The European Commission is preparing to unveil a legislative package aimed at reducing electricity costs across the bloc, according to a draft document seen by Euronews. The proposal seeks to shift taxation away from electricity and onto natural gas, reform network charges, and accelerate the rollout of smart meters. The initiative comes as renewed geopolitical tensions, particularly in the Middle East and concerns over the Strait of Hormuz, have added an estimated €500 million per day to EU fossil fuel costs.
The core of the plan is a change to the electricity market design regulation that would require member states to reduce the tax differential between electricity and gas. This approach bypasses the need for unanimous approval on energy taxation rules, which has stalled previous reform efforts. The Commission argues that current fiscal incentives encourage continued reliance on fossil fuels, undermining the bloc's electrification goals for transport, heating, and industry.
Industry and Household Relief
For energy-intensive industries, the draft proposes giving governments greater flexibility to cut electricity taxes, potentially to zero, to maintain competitiveness. This aligns with a promise made by Commission President Ursula von der Leyen before the recent price spikes. Environmental groups, such as Climate Action Network Europe, have noted that the Commission is using the market design regulation to introduce a broad electrification principle, effectively sidestepping the need for unanimous tax reform.
The Italian think tank ECCO published a study on Thursday highlighting a stark imbalance in Italy, where households face electricity taxes up to four times higher than those on natural gas. For small and medium-sized enterprises, the gap widens to more than twentyfold. Matteo Leonardi, ECCO's co-founder, called this a 'striking paradox' that penalises the technologies essential for the energy transition. 'Those investing in electrification are unable to fully benefit from its economic advantages,' he said, warning of slower investment and reduced competitiveness.
Grid Costs Under Scrutiny
The Commission's document also addresses the rising share of electricity bills attributable to network costs and taxes. According to the draft, grid charges account for 24–29% of household bills and 21% of business bills, while taxes and levies add another 24% for households and 16% for firms. These costs are expected to rise significantly as the EU invests in grid expansion to integrate more renewable energy. Annual grid investments could double to between €75 billion and €100 billion, with total costs potentially increasing by 60% by 2050.

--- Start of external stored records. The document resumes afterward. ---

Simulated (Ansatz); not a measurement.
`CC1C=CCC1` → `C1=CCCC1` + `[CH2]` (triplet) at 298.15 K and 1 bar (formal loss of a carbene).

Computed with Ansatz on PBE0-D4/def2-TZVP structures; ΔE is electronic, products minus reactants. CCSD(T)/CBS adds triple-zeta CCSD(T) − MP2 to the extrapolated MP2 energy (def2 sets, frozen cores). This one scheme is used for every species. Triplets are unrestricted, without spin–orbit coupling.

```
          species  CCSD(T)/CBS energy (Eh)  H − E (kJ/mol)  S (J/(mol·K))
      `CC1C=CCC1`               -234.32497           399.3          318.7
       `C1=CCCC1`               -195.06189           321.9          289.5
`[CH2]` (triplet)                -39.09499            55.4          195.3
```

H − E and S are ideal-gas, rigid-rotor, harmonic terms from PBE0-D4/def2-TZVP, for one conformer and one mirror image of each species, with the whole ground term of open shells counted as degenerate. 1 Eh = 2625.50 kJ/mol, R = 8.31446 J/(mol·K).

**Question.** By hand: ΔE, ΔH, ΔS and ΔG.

The International Energy Agency has warned that grid capacity is not keeping pace with the rapid growth of solar, wind, electric vehicles, and heat pumps. To address this, the Commission proposes redesigning tariff structures to reward efficient use of infrastructure. Households and businesses could face time- and location-based charges, encouraging consumption when clean power is abundant and grid congestion is low. This would mean, for example, charging electric vehicles or running industrial processes during periods of high solar or wind generation.
Smart meters are central to this vision. The Commission wants at least 50% of customers to have smart meters by 2030, rising to 65% by 2033. These digital devices enable real-time tracking of consumption, allowing consumers to respond to dynamic tariffs and benefit from lower-cost periods. Broader deployment would also improve grid visibility and management.
Political Hurdles Ahead
Negotiations among member states are expected to be challenging. Taxation remains a national competence, and efforts to harmonise rules across the bloc face resistance. Governments must balance potential revenue losses against the economic benefits of lower energy costs. Sweden has already emerged as a vocal opponent, with Stockholm recently halting plans for a new power cable to Denmark in response to the Commission's proposal to use congestion charge revenues for grid upgrades.
The Commission's approach reflects a broader strategy to accelerate electrification while managing the fiscal and political complexities of energy taxation. As the bloc grapples with high energy costs and geopolitical instability, the success of this plan will depend on member states' willingness to cede some control over tax policy in exchange for lower bills and a more resilient grid.